Informativity

About the function

Informativity is one of three primary information theoretic measures that has been demonstrated to affect how speech is realized. Informativity is “the weighted average of the negative log predictability of all the occurrences of a segment” [CohenPriva2015]. Informally, it can be thought of as the “usual” (average) amount of information (surprisal) that a particular segment carries within a corpus. In other words, rather than being a measure of how probable a segment is in a particular context, it is a measure of how predictable that segment is when it occurs in any context. Thus, it can be used to explain the fact that some segments may be locally probable in some context, and yet exhibit properties generally expected of unpredictable segments: such segments are those whose general predictability (informativity) is low, even if their local predictability is high ([CohenPriva2015]: 248).

It is formally defined with the following formula:

\(-sum[P(context|segment) * log_{2}P(segment|context)]\)

Within this formula, \(-log_{2}P(segment|context)\) is the negative logged probability of the segment in the given context, i.e., its information content. This transformation from probability to information simply captures the idea that more probable elements contain less information and are less surprising. By multiplying each of these information content values by \(P(context|segment)\), i.e., the probability of the context given the segment, we weight the local information content by the frequency of that context; by then summing these products over all possible contexts for a segment, we get the total informativity score for that segment.

While other information theoretic measures such as frequency and predictability can be used to describe a wide variety of deletion and duration effects, Cohen Priva argues that informativity provides more nuanced and accurate predictions, and offers empirical evidence from English, as well as other languages [CohenPrivaInPress].

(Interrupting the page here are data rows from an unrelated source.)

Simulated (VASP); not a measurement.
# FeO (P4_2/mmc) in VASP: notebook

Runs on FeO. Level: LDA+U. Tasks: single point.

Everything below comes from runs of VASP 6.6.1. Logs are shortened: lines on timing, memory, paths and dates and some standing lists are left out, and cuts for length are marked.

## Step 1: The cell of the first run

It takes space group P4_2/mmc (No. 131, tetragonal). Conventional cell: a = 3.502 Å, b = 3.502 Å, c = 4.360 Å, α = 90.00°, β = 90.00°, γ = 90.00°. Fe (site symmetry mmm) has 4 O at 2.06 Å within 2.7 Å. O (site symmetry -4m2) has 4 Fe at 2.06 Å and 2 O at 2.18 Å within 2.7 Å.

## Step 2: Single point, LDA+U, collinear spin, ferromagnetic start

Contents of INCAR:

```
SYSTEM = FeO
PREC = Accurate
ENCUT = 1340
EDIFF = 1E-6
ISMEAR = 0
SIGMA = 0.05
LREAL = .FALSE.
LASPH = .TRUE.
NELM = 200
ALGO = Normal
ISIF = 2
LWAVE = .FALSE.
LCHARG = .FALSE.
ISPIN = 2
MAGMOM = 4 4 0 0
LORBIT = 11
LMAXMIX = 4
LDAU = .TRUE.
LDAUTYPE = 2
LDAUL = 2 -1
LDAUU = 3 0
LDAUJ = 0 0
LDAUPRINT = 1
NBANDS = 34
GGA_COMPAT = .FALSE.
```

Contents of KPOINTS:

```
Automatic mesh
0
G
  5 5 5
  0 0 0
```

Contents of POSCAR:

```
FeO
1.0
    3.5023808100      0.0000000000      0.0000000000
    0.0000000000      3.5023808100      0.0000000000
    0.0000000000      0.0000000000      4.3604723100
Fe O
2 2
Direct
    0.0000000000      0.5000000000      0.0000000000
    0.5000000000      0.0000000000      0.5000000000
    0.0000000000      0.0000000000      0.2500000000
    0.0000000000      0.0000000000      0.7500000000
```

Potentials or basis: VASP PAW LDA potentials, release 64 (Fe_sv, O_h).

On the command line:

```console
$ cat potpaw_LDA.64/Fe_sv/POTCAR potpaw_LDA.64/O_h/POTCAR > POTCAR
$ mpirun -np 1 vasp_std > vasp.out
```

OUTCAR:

One of the primary decisions in calculating informativity, is selecting the type of context to be used. [CohenPriva2015] discusses four options used in the literature - uniphone, biphone, triphone, and all preceding segments in the word. Within PCT, “all preceding” is currently the only supported option (this is the option that Cohen Priva actually uses in his subsequent analyses).

Consider a toy example, taken from [CohenPriva2015], §2.3, in which the following corpus is assumed (note that, generally speaking, there is no “type frequency” column in a PCT corpus, as it is assumed that each row in the corpus represents 1 type; it is included here for clarity):

Word

Trans.

Type Freq.

Token Freq.

talk

[tɑk]

1

200

talks

[tɑks]

1

100

talking

[tɑkɪŋ]

1

100

walk

[wɑk]

1

150

walks

[wɑks]

1

300

walking

[wɑkɪŋ]

1

150

In this corpus, the segment [s] appears twice, once in ‘talks’ and once in ‘walks.’ To calculate the informativity of [s] in this corpus using “all preceding segments” as the context, we do the following:

  1. For each context, calculate \(log_{2}P(segment|context)\)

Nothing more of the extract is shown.